Figure 3. New truncated octahedral water box in Flare V5 (left) reduces the number of atoms included in the MD simulation (10K atoms) with respect to the cubic water box right, (17.5K atoms) used in Flare V4.
In Flare V5 we have made a number of improvements under the hood to allow FEP calculations to be run on larger data sets. If you have many molecules, then the calculations to set up the perturbation network (i.e., which molecule pairs are chosen to run perturbation calculations on) can take a significant amount of time. The new code not only makes these calculations much faster, but also enables parallelization across multiple CPU cores and over multiple machines. As a result, standard perturbation graphs can easily be generated for data sets of ~150 ligands and Star graphs can be set up for 500 or more ligands (Figure 4).

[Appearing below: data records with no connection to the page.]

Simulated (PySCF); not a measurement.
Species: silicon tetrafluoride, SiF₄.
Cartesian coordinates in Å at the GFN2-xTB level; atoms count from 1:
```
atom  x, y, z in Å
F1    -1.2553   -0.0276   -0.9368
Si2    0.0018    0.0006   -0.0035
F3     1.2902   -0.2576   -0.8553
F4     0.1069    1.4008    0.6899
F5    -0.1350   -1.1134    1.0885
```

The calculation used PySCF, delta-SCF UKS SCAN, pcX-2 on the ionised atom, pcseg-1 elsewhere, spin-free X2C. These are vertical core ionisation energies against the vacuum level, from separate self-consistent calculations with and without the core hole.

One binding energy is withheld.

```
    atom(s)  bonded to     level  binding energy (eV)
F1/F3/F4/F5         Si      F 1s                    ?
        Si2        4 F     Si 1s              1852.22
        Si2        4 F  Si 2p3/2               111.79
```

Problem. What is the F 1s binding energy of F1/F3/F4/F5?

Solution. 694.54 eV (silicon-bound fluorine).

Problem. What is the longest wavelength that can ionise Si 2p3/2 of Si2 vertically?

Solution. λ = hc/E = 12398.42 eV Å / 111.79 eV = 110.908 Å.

Figure 4. Comparison of a Star graph (left) and a Normal perturbation graph (right) of ~150 ligands. Star graphs can accommodate up to 500 ligands, but a smaller example is shown here for clarity.
Working at this scale enables you to quickly focus on the molecules worth pursuing. For example, a Spark™ experiment which produces 500 results can be analyzed in a quick mode, Star graph Flare FEP experiment, further refining the most promising results (say 50 from the original 500) using a dual linked, Normal graph. This enables you to triage quickly for the best molecules and ultimately prioritize with robust and accurate binding free energy predictions a much smaller subset of molecules to be confidently synthesized and tested.
Most importantly, the speed improvements in Flare V5 do not affect the predictive performance and accuracy of Flare FEP. Flare V5 still delivers robust results, as previously demonstrated in Assessment of Binding Affinity via Alchemical Free Energy Calculations J. Chem. Inf. Model. 2020. Mean Unsigned Error (MUE) values calculated with Flare FEP using the method ‘out of the box’ compare favorably with those previously obtained, with all but one example showing a MUE <1 kcal/mol (Figure 5).
The Custom Force Field Wizard enables you to easily select the torsion of interest and edit the molecule to reduce the atoms not required to get a good parameterization of the torsion. The drop-down list of various Quantum Mechanics methods and basis sets enables you to create a tailored parameterization to supplement AMBER GAFF or GAFF2.
Figure 6. The Custom Force Field Wizard presents a variety of QM methods and basis sets for adding custom torsional parameters to your ligand data set using GAFF and GAFF2.
In addition to the vast improvements in Flare FEP run-time, there are also enhancements which enable easier and more efficient process in setting up the FEP simulation. These developments are seen in the generation of the perturbation network graph.
Link scores between perturbations (Figure 7) inform you of the ease of which the ligand A will transform to B. This is on a scale of 0 (very dissimilar) to 1 (identical).
For some ligands, very low link scores (e.g., <0.4) are not going to produce good results. In this case, it is recommended an ‘intermediate‘ structure is added to facilitate the A⇒B transition and improve your results. Adding intermediate structures manually is cumbersome: you have to design, edit and align your molecule to your original set, and you may have to do this many times depending on the size and details of the ligand data set. Automating this process vastly improves usability: Cresset’s new rule-based heuristic algorithm creates intermediates where needed and where they will work well in improving the Flare FEP simulation.
Figure 7. Demonstrating the intermediate generation process. The two known molecules in the green boxes have a poor link score (0.10) without intermediates (they are very dissimilar). Adding intermediates (blue boxes) until the link scores exceed 0.6 much improves the quality of the results without requiring any user intervention.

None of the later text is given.